Historical research that utilises Digital Humanities methodologies often construct databases to help structure the data and information being gathered. This can cause difficulties for how the data is structured and the type of database to be constructed. Luke Kirwan in an 2013 conference paper succinctly summed up the problems in a series of questions and observations:
“The application of digital humanities to the study of history is considered a new methodological approach, but it remains rather ad-hoc. How should a database be structured? How should ‘nouns’ be encoded? How do we tie ancient, sometimes no longer extant regions, into a modern GIS system?” (Kirwan 2013)
Kirwan’s paper on ‘Databases for quantitative history’ raises a number of questions about the feasibility of implementing databases for historical research, and in particular the use of relational databases for quantitative historical data.
The first question that needs to be addressed before any comparative analysis can be implemented is that of definitions. The terms ‘model’ and ‘data’ are utilised indiscriminately with very little definition of what each term means in the context of different modelling techniques. Goodman in Language of Art (1976) wrote a prescient critique of the term ‘model’ in the 1970s that is still relevant to our current context. Goodman’s critique was outlined in detail in Michael Gavin’s article on ‘Agent-based modelling and humanities research’.

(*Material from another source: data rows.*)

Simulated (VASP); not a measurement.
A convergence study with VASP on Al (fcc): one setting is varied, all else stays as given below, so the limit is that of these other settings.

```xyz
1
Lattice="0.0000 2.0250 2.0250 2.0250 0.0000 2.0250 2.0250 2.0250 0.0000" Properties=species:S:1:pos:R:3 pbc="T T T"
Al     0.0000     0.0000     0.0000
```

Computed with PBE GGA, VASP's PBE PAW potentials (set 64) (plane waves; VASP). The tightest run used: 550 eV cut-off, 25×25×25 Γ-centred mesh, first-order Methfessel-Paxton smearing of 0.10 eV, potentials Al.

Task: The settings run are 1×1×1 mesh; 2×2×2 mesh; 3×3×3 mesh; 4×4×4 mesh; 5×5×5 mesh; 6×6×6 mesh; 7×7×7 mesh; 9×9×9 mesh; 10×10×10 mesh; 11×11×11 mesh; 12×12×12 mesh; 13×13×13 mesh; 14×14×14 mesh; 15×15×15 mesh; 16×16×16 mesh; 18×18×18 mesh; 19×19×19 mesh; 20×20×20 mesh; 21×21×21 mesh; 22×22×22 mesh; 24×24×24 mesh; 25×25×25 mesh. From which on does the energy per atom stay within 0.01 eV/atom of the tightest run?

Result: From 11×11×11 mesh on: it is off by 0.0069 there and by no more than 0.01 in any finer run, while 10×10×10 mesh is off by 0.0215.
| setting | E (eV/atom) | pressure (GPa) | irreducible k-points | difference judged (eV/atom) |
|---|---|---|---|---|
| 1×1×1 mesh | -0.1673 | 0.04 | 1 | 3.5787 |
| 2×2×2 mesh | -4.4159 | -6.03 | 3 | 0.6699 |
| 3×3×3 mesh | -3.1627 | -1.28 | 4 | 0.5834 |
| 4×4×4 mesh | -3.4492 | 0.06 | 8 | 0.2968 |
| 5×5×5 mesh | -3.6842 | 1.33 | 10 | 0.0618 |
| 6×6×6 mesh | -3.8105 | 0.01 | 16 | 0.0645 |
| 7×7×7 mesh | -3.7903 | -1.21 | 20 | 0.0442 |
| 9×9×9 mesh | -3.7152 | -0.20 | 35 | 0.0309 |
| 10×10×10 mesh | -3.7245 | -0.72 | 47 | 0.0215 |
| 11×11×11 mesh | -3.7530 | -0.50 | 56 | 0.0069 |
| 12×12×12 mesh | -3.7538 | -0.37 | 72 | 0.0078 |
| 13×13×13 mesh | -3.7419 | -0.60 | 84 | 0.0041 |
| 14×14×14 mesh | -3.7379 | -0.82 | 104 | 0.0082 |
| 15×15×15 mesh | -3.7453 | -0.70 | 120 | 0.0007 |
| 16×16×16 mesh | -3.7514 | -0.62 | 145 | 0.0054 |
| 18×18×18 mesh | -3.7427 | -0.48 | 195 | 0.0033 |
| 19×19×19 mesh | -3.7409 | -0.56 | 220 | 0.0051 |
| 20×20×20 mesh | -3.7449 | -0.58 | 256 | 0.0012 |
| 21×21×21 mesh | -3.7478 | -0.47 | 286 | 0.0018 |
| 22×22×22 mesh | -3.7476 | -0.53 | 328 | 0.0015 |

’Few terms are used in popular and scientific discourse more promiscuously than ‘model.’” (Gavin 2014)
Goodman’s critique of ‘model’ was in popular and scientific discourse. In recent decades, the term ‘model’ is now ubiquitous across the social sciences and the humanities. This has led humanities scholars to embrace phrases such as ‘data,’ which must be ‘modelled’ for results. This is part of a broader cultural shift within elements of humanities research to borrow the rhetorical phraseology of the scientific method. In particular, this is evident in the digital humanities and this is, in many ways, the most appropriate venue for this hybrid discourse; as digital humanities is in and of itself a hybrid between the humanities and computational techniques.
In the module AFF604A, two distinct types of data modelling were outlined; relational databases and graph databases. Although neither technique is mutually exclusive and can be implemented in tandem on a project that requires a bifurcated approach, it is more common for the databases to be applied separately. For example, the 1641 Depositions project did utilise elements of graph database design and relational databases. However, from exploring the website it would appear that relational databases underpin the significant elements of the project (Conlan and Lawless). In addition, it is unclear to what degree the project followed data modelling standards such as E.F. Codd’s concept of data normalisation.
Another example is the Irish Army Census 1922;this project is a database that is neither a relational database or graph database but attempts to utilise each in its design. The result is a largely unusable dataset that is held in stasis due to the ad-hoc nature of database implementation as outlined by Kirwan. The main search index is designed around a simplistic relational database structure, however it is unclear from examining the website to what degree the data has been normalised.
Although digital humanities is utilising and opening the discussion about different types of modelling data, a lot more research into different computational techniques and the use of differing models is required for implementation in the field of historical research and in particular the design of historical databases.
Gavin, M, ‘Agent-based modeling and historical simulation’ in Digital Humanities Quarterly, viii, no. 4 (2014).
Kirwan, Luke, “Databases for quantitative history” Proceedings of the Third Conference on Digital Humanities in Luxembourg with a Special Focus on Reading Historical Sources in the Digital Age, Luxembourg, December 5-6 2013.
“Knowledge is what we know. Data is fact, it exists irrespective of our state of knowing.”
(V. Das Gupta, 2017)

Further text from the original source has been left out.